Tajik Wrestlers Refused Visas For South Korea Championships

Sambo wrestling was developed in the Soviet Union.

DUSHANBE -- Tajikistan's Sambo Wrestling Federation says its athletes will not attend the world championships in South Korea next month because they were refused entry visas.

The federation cited South Korean sambo officials as saying that visa requests from the members of the Tajik national sambo team had been rejected because several Tajik wrestlers who took part in a tournament in South Korea in 2016 never returned to Tajikistan and stayed in the country illegally.

Tajik national team head coach Nosir Bozorov told RFE/RL on October 15 that at the heart of the issue are four Tajik wrestlers who participated in an international competition in South Korea and subsequently failed to return home.

Officials at the South Korean Embassy in Dushanbe refused to comment on the issue, saying that the information regarding visa refusal can be given only to individuals who requested such visas.
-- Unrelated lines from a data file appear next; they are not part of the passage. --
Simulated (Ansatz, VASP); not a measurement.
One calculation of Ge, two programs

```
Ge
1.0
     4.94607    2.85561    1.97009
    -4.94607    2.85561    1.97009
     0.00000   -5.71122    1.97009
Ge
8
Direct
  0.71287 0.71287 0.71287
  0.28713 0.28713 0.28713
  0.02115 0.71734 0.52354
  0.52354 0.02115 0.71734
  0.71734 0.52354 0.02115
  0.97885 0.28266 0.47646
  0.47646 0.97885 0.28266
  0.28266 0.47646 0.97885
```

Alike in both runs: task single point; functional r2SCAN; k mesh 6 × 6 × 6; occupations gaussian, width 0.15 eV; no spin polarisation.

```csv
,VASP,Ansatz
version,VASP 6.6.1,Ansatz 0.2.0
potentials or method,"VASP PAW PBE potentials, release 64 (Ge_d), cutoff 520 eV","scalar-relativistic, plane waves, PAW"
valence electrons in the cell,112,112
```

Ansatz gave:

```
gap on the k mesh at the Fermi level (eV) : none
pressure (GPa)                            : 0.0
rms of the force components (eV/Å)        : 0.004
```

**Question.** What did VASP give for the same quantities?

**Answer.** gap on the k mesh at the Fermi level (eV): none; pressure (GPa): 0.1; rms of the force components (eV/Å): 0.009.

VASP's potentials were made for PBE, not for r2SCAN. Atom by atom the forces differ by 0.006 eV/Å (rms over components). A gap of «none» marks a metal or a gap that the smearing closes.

The World Sambo Championship will take place in the city of Cheongju from November 8 to November 10.

Sambo was developed in the Soviet Union and is a Russian acronym that stands for "self-defense without weapons."

Its main founder, Vasily Oshchepkov, died in prison as a result of dictator Josef Stalin's purge campaign in the 1930s after being accused of being a Japanese spy.

Many Tajiks have been trying to enter South Korea in recent years to stay there as migrant workers.